In the back room, boxes, old shelving, and equipment were stacked in the warewash and storage area, which the inspector flagged as creating "possible harborage conditions." Packaged snack chips in the retail aisle were sitting on the bottom shelf, not the required six inches above the floor. Ice had built up along the interior walls of the reach-in ice cream coffin freezer.

What These Violations Mean

Operating without a valid food permit is not a paperwork technicality. It means the state has not verified that the facility meets minimum health and safety requirements, including water and sewer infrastructure, to legally sell food to the public. Anyone who bought food or drinks at this store in March 2026 was shopping at an establishment that had not cleared that threshold.

The missing handwashing sinks near food prep areas are a direct contamination risk. The slushi machine and the boiled peanut crock pot both involve food or drink that customers consume without further cooking. Without a handwashing sink nearby, employees handling those products had no compliant way to wash their hands between tasks. That is why both machines were shut down on the spot.

The hemp product violations carry a separate layer of concern. Florida law requires hemp edibles sold to the public to carry expiration dates, cannabinoid content per serving, and a QR code linking to lab testing results. Those requirements exist so consumers know what they are ingesting and so there is a paper trail if someone is harmed. Products shaped like cartoon characters or candy raise a specific child safety issue: state law prohibits hemp products designed to appeal to minors, and the inspector found multiple such items on the shelf.

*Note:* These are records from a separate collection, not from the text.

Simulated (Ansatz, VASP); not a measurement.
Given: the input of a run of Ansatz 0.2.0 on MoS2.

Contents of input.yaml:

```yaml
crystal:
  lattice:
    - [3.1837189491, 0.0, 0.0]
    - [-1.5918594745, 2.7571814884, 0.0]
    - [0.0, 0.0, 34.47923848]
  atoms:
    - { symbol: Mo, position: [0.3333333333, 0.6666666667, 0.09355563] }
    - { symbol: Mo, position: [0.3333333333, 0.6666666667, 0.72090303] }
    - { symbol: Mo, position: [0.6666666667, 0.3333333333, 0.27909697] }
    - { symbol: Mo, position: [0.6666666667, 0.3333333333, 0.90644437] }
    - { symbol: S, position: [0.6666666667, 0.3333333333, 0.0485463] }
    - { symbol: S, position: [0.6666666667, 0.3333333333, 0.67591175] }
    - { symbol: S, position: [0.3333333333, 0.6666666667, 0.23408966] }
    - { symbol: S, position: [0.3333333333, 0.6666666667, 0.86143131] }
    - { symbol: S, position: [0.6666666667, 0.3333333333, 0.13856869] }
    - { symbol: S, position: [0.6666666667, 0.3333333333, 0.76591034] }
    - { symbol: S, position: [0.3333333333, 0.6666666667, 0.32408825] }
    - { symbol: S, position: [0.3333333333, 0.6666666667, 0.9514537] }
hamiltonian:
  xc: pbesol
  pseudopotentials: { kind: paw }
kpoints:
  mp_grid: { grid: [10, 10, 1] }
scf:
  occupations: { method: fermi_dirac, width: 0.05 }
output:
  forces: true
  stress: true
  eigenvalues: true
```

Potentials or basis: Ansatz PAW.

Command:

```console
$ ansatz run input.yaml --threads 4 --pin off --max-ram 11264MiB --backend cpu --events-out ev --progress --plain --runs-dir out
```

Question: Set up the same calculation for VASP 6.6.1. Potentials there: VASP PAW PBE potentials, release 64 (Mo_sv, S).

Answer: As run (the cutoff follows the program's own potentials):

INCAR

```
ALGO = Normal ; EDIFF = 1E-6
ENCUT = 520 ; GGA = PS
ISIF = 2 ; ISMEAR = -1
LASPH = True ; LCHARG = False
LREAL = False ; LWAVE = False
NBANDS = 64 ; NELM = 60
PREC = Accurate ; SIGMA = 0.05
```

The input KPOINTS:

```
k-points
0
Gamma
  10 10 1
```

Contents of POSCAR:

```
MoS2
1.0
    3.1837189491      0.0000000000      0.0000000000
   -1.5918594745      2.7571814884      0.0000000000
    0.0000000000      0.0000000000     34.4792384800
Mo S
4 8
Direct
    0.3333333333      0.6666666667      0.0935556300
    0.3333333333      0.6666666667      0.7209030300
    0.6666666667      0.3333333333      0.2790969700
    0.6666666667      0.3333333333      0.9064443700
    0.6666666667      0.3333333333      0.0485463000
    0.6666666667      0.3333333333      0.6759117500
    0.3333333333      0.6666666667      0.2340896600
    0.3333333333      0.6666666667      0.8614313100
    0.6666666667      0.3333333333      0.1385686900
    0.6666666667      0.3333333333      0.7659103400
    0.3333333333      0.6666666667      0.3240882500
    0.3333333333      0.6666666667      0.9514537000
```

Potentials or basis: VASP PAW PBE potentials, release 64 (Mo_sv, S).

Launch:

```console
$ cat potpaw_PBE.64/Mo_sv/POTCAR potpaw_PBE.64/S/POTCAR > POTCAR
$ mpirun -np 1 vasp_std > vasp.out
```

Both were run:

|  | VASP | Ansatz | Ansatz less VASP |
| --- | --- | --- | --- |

The person in charge's inability to answer basic questions about foodborne illness reporting is a structural problem. When employees get sick and the person running the store does not know the reporting rules, sick workers can end up handling food, which is one of the most direct routes for illness to spread to customers.

The Longer Record

The March 2026 inspection was not the first time state inspectors had visited this location. FDACS records show one prior inspection on file, conducted on February 23, 2023, which turned up six violations but resulted in a "Met Inspection Requirements" outcome.

Three years later, the violation count had more than doubled, and the store was operating without a valid permit. The 2023 inspection left no documented repeat violations in the 2026 record, but the gap between the two visits, and the severity of what inspectors found on the second, suggests the intervening years did not bring the facility into stronger compliance.

None of the thirteen violations from the March 2026 inspection were corrected on site, with the exception of the hemp products the manager voluntarily discarded. The stop use orders on the slushi machine, the boiled peanut crock pot, and the warewash sink remained in place at the close of the inspection, contingent on the installation of handwashing sinks the store did not yet have.